1. Plaintiff's a motion for leave to file his FAC is GRANTED. Dkt. 20. The Clerk of the Court is directed to file the document attached to Plaintiff's motion, see dkt. 20-1, and docket it as Plaintiff's "First Amended Complaint." Meanwhile, Plaintiff's "Motion for Referral to the Court's Alternative Dispute Resolution Program (Mediation)" is DENIED as premature. Dkt. 23.

2. The served Defendants' motion to screen the FAC is GRANTED, and their motion to stay is DENIED as moot. Dkt. 22.

3. The served Defendants' motion for an extension of time to file their dispositive motion is GRANTED. Dkt. 28. They are directed to file a joint dispositive motion with Defendants Hatton, Dzioba, Shaffer, and Melendrez, and the parties are directed to follow the new briefing schedule outlined below.

4. The Court finds that Plaintiff has stated a cognizable claim of a violation of due process against Defendants Hatton, Dzioba, Shaffer, and Melendrez, in addition to the previously-served Defendants (Martinez, Walters, Gutierrez, Carman, Hoyt, and Anderson).

5. Plaintiff's claims against Defendant Christensen are DISMISSED for failure to state a claim for relief.

6. The Clerk of the Court shall mail a Notice of Lawsuit and Request for Waiver of Service of Summons, two copies of the Waiver of Service of Summons, a copy of the complaint and FAC (dkts. 1, 20-1) and all attachments thereto and a copy of this Order to the following Defendants who are either at CTF or employed by the BPH: Correctional Counselors B. Martinez, G. Walters, and F. Gutierrez; Correctional Officer C. Hoyt; Commissioner A. Anderson; and Psychologist C. Carman. The Clerk of the Court shall also mail a copy of the complaint and a copy of this Order to the served Defendants' attorney. Additionally, the Clerk shall mail a copy of this Order to Plaintiff.

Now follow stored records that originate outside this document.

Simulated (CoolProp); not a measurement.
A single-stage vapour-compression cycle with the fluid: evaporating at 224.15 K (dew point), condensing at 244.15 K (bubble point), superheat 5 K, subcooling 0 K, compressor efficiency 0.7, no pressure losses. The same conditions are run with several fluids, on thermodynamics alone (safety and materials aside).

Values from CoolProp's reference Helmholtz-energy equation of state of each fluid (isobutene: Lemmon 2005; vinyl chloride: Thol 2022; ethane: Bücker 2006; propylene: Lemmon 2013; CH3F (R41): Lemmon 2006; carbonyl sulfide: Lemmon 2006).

7. Defendants Hatton, Dzioba, Shaffer, and Melendrez are cautioned that Rule 4 of the Federal Rules of Civil Procedure requires them to cooperate in saving unnecessary costs of service of the summons and complaint. Pursuant to Rule 4, if these Defendants, after being notified of this action and asked by the Court, on behalf of Plaintiff, to waive service of the summons, fail to do so, they will be required to bear the cost of such service unless good cause be shown for their failure to sign and return the waiver form. If service is waived, this action will proceed as if these Defendants had been served on the date that the waiver is filed, except that pursuant to Rule 12(a)(1)(B), these Defendants will not be required to serve and file an answer before sixty (60) days from the date on which the request for waiver was sent. (This allows a longer time to respond than would be required if formal service of summons is necessary.) These Defendants are asked to read the statement set forth at the foot of the waiver form that more completely describes the duties of the parties with regard to waiver of service of the summons. If service is waived after the date provided in the Notice but before these Defendants have been personally served, the Answer shall be due sixty (60) days from the date on which the request for waiver was sent or twenty (20) days from the date the waiver form is filed, whichever is later.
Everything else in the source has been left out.